AMQP Consumer

The Advanced Message Queuing Protocol (AMQP) Consumer step receives streaming data from an AMQP message producer through an AMQP 0-9-1 compatible broker. You can configure this step to use an existing AMQP message queue or create a new one.

You can also set up the AMQP Consumer step to continuously ingest streaming data from either an AMQP message or broker. The parent AMQP Consumer step runs a child transformation that executes according to the message batch size or duration, letting you process a continuous stream of records in near real time.

The child transformation must start with the Get records from stream step. You can also select a step in the child transformation to stream records back to the parent transformation.

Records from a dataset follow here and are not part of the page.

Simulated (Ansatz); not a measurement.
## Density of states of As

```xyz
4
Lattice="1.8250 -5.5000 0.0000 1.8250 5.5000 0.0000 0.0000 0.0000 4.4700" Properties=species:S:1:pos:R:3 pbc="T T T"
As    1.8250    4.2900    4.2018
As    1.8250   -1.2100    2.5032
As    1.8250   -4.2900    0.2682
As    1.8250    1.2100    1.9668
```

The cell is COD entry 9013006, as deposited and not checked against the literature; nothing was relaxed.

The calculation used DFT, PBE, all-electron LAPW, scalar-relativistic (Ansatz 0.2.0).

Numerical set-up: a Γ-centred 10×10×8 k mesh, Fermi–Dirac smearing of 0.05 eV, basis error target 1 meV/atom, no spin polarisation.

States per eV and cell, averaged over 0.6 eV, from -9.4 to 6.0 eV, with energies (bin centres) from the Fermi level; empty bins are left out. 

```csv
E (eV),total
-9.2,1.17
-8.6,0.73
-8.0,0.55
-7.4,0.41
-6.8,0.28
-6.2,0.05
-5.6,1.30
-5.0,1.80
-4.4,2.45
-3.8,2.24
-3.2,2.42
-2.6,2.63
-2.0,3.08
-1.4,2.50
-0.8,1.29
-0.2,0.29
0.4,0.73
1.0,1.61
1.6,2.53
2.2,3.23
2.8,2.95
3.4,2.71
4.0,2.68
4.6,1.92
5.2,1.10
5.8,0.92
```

Because the AMQP Consumer step continuously ingests streaming data, you might want to use the Abort step in either the parent or child transformation to stop consuming records for specific workflows.

For example, you can run the parent transformation on a timed schedule, or abort the child transformation if sensor data exceeds a preset range.

Before you begin

Before you use the AMQP Consumer step, be aware of the following conditions:

This step uses and requires the AMQP 0-9-1 messaging protocol.
You must have an AMQP 0-9-1 compatible broker (such as RabbitMQ) available before you configure this step.
You can use the AMQP Consumer step alone to ingest messages from any AMQP producer or broker. The AMQP Producer step is not required.
If you use both AMQP Consumer and AMQP Producer (in the same transformation or in separate transformations), some of the AMQP Consumer settings must match settings in AMQP Producer.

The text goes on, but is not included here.